A new study by the Autorité des Marchés Financiers (AMF) confirms the renewed interest of retail investors in the financial instruments under its jurisdiction. Usually dominated by traditional banks and online brokers, stock market investments by retail investors are increasingly being made via neo-brokers.
This study covers 218 million transactions executed between the third quarter of 2018 and the third quarter of 2021 by French and foreign retail investors on financial instruments for which the AMF is the competent authority of the most relevant market in terms of liquidity.
While the number of active investors per quarter stagnated around one million until the third quarter of 2019, a first large intake of new investors is noted in the fourth quarter of 2019, related to the initial public offering of Française des Jeux.
Since the health crisis, equally large intakes of new retail investors then increased the overall number of retail investors active in the markets, in a context marked by lockdowns and increased teleworking.
This affinity for financial markets remained uninterrupted by the resumption of work with physical presence in a period of higher financial market volatility, because the number of active retail investors has doubled since 2020 and has remained at high levels (more than 2.5 million).
Moreover, the growth in the number of incumbent and new investors, compared with growth in the number of transactions for these categories of investors, shows that the new investors perform proportionally fewer transactions than incumbent investors.
Equity transactions account for 75% of the total number of transactions. This figure reaches 85.5% if transactions in Exchange Traded Funds (ETFs) are included. All the instruments classified as “non-complex” in this study (equities and share rights, ETFs and bonds) account for 87.5% of the transactions performed by retail investors. However, it is interesting to note that the ETFs most often traded by retail investors are those offering an index leverage effect, which is a sign of retail investors’ use of higher-risk products.
In contrast, only a small number of transactions are performed on bonds and other debt products.
The remaining 12.5% of transactions are mostly transactions on equity derivatives, with a majority of Contracts For Difference (CFDs) and warrants.
Between the third quarter of 2019 and the third quarter of 2021, each category of institution’s active client base increased from 712,600 active clients to more than 1,200,000 clients for traditional banks (+68%), from 214,600 active clients to more than 520,500 clients for online banks (+142%), and from 68,000 active clients to more than 409,400 clients for neo-brokers (+502%).
However, it should be noted that the sharp increase in traditional bank’s clients in the fourth quarter of 2019 can be explained mainly by the initial public offering of Française des Jeux, which attracted a large number of new investors exclusively via traditional banks and online banks, since participation in this IPO was not offered to clients by neo-brokers.

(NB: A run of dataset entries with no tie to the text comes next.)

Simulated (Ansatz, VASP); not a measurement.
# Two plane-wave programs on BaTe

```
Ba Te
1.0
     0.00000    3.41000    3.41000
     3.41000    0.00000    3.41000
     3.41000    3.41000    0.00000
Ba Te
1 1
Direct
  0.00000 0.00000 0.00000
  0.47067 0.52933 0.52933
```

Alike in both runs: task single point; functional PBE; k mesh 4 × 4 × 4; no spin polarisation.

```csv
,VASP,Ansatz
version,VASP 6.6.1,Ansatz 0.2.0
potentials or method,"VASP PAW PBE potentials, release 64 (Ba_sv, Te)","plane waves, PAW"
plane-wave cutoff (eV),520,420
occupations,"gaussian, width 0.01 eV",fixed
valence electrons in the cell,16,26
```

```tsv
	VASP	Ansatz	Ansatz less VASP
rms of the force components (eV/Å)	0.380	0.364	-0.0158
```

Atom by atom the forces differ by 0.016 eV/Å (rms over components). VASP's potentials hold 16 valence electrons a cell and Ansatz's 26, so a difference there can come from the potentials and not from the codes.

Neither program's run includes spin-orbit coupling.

The population of active investors has become significantly younger since the third quarter of 2018 regardless of the category of institution considered.
The fall in the average age of the broad population of active investors is even more pronounced due to the increase over time in the number of neo-broker clients, who have always been significantly younger than the clients of the other categories of institutions, with an average age of 36.8 years at present.